Is this the correct way to do things? |
[QUOTE=jasong;95035]Question: If you set it to log factors, will it log factors as soon as it gets them, or go by the update interval? The reason I ask is that I set the update interval to 10,000 minutes, thinking that only applied to the main file. I'm hoping the factors will update more frequently, and if there's a power outage I can simply update the starting point with vi.
Is this the correct way to do things?[/QUOTE] Yes. The factors are written immediately. If you set the update interval to a high level, you risk to lose the whole sieving time after the last factor was found. In this sieving project the factor density is so high that it will be no problem, at all. Besides that you save the intermediate file saving time (around 90 sec every time) |
I'm averaging about 3.5-4.0 k/sec (times 2) sieving 333,333 on my X2 3800+, how is everybody else doing? I just want to benchmark myself is all.
|
Celeron 1200Mhz: 14.5-15.5 k/sec
Athlon 2500+ 1800Mhz: 4-6 k/sec Athlon64 3000+ 1800Mhz: 4-5.5 k/sec |
I must be doing something wrong. My AMD Athlon(tm) 64 3400+ is only doing 1 k per 2.5-3.0 seconds. Any ideas???

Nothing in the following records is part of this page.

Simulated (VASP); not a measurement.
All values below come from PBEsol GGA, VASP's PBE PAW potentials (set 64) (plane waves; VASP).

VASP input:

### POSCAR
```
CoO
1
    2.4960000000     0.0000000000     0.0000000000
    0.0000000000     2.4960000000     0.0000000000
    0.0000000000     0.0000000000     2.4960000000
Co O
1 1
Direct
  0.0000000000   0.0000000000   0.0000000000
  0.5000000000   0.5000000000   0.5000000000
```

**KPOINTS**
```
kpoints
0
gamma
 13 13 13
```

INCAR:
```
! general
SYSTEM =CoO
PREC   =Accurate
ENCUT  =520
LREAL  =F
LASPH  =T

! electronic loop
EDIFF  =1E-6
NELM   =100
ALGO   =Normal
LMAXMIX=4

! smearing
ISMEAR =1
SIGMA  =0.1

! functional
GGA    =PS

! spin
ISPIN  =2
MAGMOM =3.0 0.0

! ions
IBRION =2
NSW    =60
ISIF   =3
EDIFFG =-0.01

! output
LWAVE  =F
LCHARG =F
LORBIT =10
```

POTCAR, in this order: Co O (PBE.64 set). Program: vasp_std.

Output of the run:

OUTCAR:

I'm currently working on 500T-550T. |
I mis-typed..
3.5-4 sec/k |
[QUOTE=jmblazek;96298]I must be doing something wrong. My AMD Athlon(tm) 64 3400+ is only doing 1 k per 2.5-3.0 seconds. Any ideas???
I'm currently working on 500T-550T.[/QUOTE] Sieving k/sec rate depends on the sieving depth, you can sieve about 2 times slower at 500T than if you would sieve at 250T. |
[quote=Skligmund;96303]I mis-typed..
3.5-4 sec/k[/quote] Whew...that makes sense now...since you're working about 300T deeper. |
[quote=MooooMoo;95056]
The problems with both ideas is the [SIZE=4]huge[/SIZE] size of the new output file and the factor list.[/quote] Is not the problem, I think. We can write a program that give us all reduce numbers ( The number is not in the new file after sieving ) The MASTER ADMIN taks the small file and reduce from file [URL="http://www.sendspace.com/file/32ye9b"]32ye9b[/URL] also with a special program. I work with 2 PCs and this is for my project very helpfull when I sieve serveral ranges. best |
If anyone's curious...
For n=195000, we actually sieved far more than the previous record holders did. They sieved only to 281T, while we got over 1000T (see [url]http://www.hpc-europa.org/index.php?section=Transnational&subsection=scientific_highlights&page=sci_high/csajbok[/url])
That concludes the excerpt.